Fort Payne, Ala. Mayor Larry Chesser saw some of the places hardest hit by the tornado that hit his town early Friday morning.
"It's a little worse than what we thought it was last night, but still it could've been a lot worse," said the mayor. "It could've been a heck of a lot worse."
Two people suffered minor injuries. This afternoon, the National Weather Service inspected the damage. Dave Nadler, the Warning Coordination Meteorologist for north Alabama, told NewsChannel 9, "This is definitely in the EF-1, EF-2 range [torndao]."
Nadler and his coworkers spent the day taking pictures, logging information, looking for indicators and loading all of the data into an iPad. Next, they will plot out a path.
"From what we've seen and we started off at the recycling plant, so we're kind of working our way northeast, it looks tornadic," Nadler noted.
The evidence stares you in the face, especially as one homeowner looked at his destroyed house. Nadler explained how the roof was lifted off and how the walls fell outward.
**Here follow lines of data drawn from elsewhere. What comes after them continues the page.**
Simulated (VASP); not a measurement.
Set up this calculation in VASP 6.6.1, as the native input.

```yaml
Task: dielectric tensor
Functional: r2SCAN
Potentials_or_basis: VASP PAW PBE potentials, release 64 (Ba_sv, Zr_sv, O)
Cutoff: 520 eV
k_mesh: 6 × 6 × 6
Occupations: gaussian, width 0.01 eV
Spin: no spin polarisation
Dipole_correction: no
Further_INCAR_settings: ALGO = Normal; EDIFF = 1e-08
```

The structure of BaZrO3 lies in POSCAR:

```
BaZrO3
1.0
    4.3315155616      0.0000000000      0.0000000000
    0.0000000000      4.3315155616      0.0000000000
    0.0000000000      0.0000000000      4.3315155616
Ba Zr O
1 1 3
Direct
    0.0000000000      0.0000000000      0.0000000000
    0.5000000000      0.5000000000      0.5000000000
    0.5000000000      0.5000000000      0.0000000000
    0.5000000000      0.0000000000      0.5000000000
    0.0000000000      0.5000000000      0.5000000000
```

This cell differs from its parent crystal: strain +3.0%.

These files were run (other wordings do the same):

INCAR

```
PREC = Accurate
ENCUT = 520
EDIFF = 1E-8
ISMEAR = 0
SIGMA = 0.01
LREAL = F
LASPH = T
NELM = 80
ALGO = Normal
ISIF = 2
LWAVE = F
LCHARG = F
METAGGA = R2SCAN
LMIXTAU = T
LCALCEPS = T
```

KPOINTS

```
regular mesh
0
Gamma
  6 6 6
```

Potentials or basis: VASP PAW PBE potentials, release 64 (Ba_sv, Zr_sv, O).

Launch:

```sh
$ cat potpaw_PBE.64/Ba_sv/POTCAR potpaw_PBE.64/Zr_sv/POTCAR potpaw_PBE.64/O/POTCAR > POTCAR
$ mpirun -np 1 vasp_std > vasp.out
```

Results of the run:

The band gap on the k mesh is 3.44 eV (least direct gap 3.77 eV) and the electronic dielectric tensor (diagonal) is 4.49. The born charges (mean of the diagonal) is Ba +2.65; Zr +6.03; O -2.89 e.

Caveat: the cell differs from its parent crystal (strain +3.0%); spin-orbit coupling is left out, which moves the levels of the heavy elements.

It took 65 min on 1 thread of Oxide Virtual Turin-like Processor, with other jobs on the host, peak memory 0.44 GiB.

"What happens is when air gets in and there's such an imbalance in pressure, which there is when you have tornadoes, it basically explodes the house and that's exactly what you're seeing here."
Meanwhile, Newley took some moments to reflect on what happened in his neighborhood and to his neighbors.
"It's sad, real sad. Made me think how precious life is. Seeing one happen that close to you, it really makes you think."